# Web Scraping (Data Collection)
The `requests` library in conjunction with the `furl` library were used to fetch html content from Google Scholar for machine learning articles published after 2022. 

The following cell utilized two key functions: `get_all_articles` and `get_article_data`. The first function used a starting position on Google Scholar's search results page and retrieved a list of elements representing individual research articles. The second function focused on a single article element, extracting its title, publication details, and the number of times it has been cited.

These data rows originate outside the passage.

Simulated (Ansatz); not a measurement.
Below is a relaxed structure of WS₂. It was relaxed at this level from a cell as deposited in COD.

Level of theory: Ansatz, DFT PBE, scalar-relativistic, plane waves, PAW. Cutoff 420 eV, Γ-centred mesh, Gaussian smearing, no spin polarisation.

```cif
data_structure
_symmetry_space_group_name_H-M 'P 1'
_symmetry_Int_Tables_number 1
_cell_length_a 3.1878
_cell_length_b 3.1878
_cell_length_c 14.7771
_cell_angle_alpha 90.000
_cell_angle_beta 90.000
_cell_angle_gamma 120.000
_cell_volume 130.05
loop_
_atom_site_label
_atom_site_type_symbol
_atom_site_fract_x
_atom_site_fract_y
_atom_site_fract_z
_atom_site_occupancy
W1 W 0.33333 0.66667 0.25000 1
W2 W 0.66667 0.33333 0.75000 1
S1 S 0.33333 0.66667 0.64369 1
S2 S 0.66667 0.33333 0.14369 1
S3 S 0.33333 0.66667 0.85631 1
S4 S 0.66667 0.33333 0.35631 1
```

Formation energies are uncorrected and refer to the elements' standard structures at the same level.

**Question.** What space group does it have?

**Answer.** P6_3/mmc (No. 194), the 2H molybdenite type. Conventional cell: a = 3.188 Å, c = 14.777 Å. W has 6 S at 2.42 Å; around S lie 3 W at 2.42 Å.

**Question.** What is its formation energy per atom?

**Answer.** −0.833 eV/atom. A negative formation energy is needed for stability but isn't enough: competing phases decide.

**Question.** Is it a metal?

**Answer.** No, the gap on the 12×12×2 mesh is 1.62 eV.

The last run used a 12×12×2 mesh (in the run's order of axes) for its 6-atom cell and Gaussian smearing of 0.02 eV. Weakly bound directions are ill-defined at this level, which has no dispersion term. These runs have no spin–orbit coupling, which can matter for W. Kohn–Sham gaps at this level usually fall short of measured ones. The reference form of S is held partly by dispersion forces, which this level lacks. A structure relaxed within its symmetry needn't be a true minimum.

To scrape multiple pages of results, the cell iterated by URL starting position until no article elements were found on the current page. To avoid overloading Google Scholar's servers, a 5-second delay was implemented between requests. Intermediate data were stored as tuples in a list, which upon completion of the loop allowed for easy conversion to a pandas DataFrame. 

In [2]:
import requests
import furl
import pandas as pd
import time
from bs4 import BeautifulSoup

url = furl.furl("https://scholar.google.com/scholar?start=0&q=machine+learning&hl=en&as_sdt=0,20&as_ylo=2022")

def get_all_articles(start: int):
    url.args["start"] = start
    response = requests.get(
        url=url.url
    )
    soup = BeautifulSoup(response.content, "lxml")
    return soup.find_all("div", class_="gs_ri")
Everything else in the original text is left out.